2.4. Descriptions of datasets

After the coupled simulations start and the surface begins to deform due to air motions, surface variables such as elevations and air surface pressure are collected for a duration of $75H/u_\tau ^{a}$, i.e. 75 times the largest eddy turnover time. Surface waves are initially generated from a calm water surface, and simulations stop in the stage when waves grow exponentially with time. During the wave-generation process, snapshots of instantaneous variables are output every $1.44\times 10^{-2}H/u_\tau ^{a}$ for Group I simulations and every $5.8\times 10^{-4}H/u_\tau ^{a}$ for Group II simulations. The higher sampling frequency for Group II is beneficial for conducting analysis in the spectral space.

3.1. Instantaneous flow field

Figure 3 shows instantaneous snapshots of the air–wave–water field at different times in the superresolution simulation (Group II). The air–water interface is flat at $t=0$, and the contours of water surface deformation in figure 3(a) illustrate the initial response of the interface to the imposition of air turbulence pressure and shear stress fluctuations. Figures 3(b) and 3(c) show the flow field in the early phase when the turbulent airflow distorts the water surface and generates small-scale irregular waves. Figure 3(d) illustrates a late phase when spanwise dominant waves are generated. In the water domain, wind shear generates a thin shear layer underneath the water surface. We further conduct a spectral analysis of the surface elevation at the four time instants of the superresolution simulation (Group I) shown in figure 3. Table 2 shows the wavenumbers of the five most energetic wave components at the four time instants and their percentages of the total wave energy. At the very beginning when $tu_\tau ^{a}/H=0.03$, the energy fraction of each wave component is very low (less than $3\,\%$), and the five most energetic waves contain only $12.4\,\%$ of the wave energy in total. In the early phase of wave development (see table 2a–c), the spanwise wavenumbers ($k_y$) of the five most energetic waves are mostly larger than the streamwise wavenumbers ($k_x$), which results in the streak-like surface wave pattern as shown in figures 3(a)–3(c). In the late phase (table 2d), the spanwise wavenumbers of the most energetic waves become smaller, and the wave components are mostly streamwise dominant (see figure 3d). As the elapsed time increases, the wave energy accumulates at selected wavenumbers. The total of the wave energy percentages of the five most energetic wave components rises from $12.4\,\%$ at $tu_\tau ^{a}/H=0.03$ to $63.8\,\%$ at $tu_\tau ^{a}/H=45.8$.

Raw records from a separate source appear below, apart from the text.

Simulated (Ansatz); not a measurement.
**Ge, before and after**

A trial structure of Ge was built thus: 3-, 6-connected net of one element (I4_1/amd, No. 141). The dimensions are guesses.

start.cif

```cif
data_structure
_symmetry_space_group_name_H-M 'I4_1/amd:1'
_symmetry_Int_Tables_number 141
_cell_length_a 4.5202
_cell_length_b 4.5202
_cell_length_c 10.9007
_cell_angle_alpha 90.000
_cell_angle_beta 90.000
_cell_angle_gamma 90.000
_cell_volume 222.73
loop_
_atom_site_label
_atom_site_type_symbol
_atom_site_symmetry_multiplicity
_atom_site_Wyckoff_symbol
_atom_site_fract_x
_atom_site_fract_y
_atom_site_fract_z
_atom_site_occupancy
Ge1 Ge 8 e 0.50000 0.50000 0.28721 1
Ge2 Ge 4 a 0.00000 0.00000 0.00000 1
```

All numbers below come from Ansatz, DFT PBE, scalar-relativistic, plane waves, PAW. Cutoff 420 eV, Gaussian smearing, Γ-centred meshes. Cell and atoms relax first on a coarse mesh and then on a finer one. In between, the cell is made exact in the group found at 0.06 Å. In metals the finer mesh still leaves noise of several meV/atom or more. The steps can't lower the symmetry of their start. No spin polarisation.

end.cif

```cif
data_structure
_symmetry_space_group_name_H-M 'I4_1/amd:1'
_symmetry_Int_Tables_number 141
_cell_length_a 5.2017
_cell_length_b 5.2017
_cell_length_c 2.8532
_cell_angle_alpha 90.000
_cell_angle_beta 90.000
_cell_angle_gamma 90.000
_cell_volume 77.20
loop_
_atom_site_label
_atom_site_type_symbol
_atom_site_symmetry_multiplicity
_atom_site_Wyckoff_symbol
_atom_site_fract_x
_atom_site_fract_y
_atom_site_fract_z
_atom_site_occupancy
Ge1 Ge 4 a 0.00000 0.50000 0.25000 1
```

Figure 3. Snapshots of instantaneous air–water interface deformation and velocity field of air and water at: (a) $tu_\tau ^{a}/H=0.03$; (b) $tu_\tau ^{a}/H=2.9$; (c) $tu_\tau ^{a}/H=12.2$; (d) $tu_\tau ^{a}/H=45.8$. For all cases, contours on representative vertical planes show the streamwise velocity $u$ in the air and water domains normalised by the friction velocity $u_\tau$. The water surface deformation is plotted on its actual scale, and contours of surface deformation are normalised by the instantaneous maximum absolute value. For clarity, only the near-surface half of the computational domain is plotted.

Table 2. Wavenumber ($k_xl_c,k_yl_c$) and wave energy percentage ($\hat \varPsi _{\eta }/\langle \eta ^{2}\rangle$) of the five most energetic wave components at the time instants $tu_\tau ^{a}/H=0.03,2.9,12.2,45.8$ shown in figure 3. Here, $\hat \varPsi _{\eta }$ denotes the wave energy at the wavenumber $(k_x,k_y)$ defined in (4.14). The symbol ‘sum’ represents the summation of wave energy percentages of the five most energetic wave components.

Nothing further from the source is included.